Dimbola5As this quote suggests, Cameron was a woman of great energy and imagination. I’ve written before about her life and work, and her feisty personality, so here’s a potted history: born in Calcutta in 1815, she was one of seven daughters of bureaucrat James Pattle and his French wife Adeline de l’Etang. Known for their vitality and wit, and also known as great beauties (aside from Julia), the Pattle sisters were educated in England and France, but spent time in India. It was there that, in the late 1830s, Julia met and married lawyer Charles Hay Cameron, a widower twenty years her senior.

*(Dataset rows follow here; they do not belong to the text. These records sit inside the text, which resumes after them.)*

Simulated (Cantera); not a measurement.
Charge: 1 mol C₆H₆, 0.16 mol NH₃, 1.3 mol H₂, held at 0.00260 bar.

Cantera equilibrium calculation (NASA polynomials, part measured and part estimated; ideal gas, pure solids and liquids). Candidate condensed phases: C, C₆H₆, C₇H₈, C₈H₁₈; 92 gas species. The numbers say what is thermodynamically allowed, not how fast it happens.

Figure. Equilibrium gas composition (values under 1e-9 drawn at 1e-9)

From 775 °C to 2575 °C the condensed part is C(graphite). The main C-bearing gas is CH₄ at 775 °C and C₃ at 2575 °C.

Early in her marriage, Cameron found an outlet for her prodigious energy by acting as a society hostess, organizing functions for Lord Hardinge, the British Governor General in Calcutta. She also translated a German book length poem, Leonora. But it wasn’t until she was forty-eight that she took up photography, when her daughter Julia gave her a camera, thinking it would help keep her mother occupied.

Cameron struggled for a few years before producing a photograph she was proud of, a portrait of Annie Philpot, the niece of a friend of Tennyson’s. With one or two successes under her belt, though, she was off and running. Within a year, in addition to shooting her expressive portraits, she was taking pictures with biblical and allegorical themes. These efforts did not meet with immediate success. The photographic press disparaged her work as technically sloppy and artistically over-reaching. Although Cameron became beloved by the public during her life, she never did win over her critics or become financially successful as a photographer.


The nice thing about visiting Dimbola is that it gives a sense of the complete Cameron—hostess, wife, mother, neighbor, and artist/pioneer. As museums go, this one is rather old-fashioned and haphazard, which probably reflects the fact that it is run by a private foundation rather than the upscale National Trust or English Heritage. In fact, many people on the island did not initially see the point of preserving Dimbola, and it was only narrowly saved from being demolished, in the 1990s, by a group of ardent local supporters. Years later, strangely enough, Dimbola received a grant from Lydia and Charlton Heston (raising the intriguing question of whether Mr. Heston is clutching a gun in one of his “cold, dead hands,” and in the other, a photograph by Julia Margaret).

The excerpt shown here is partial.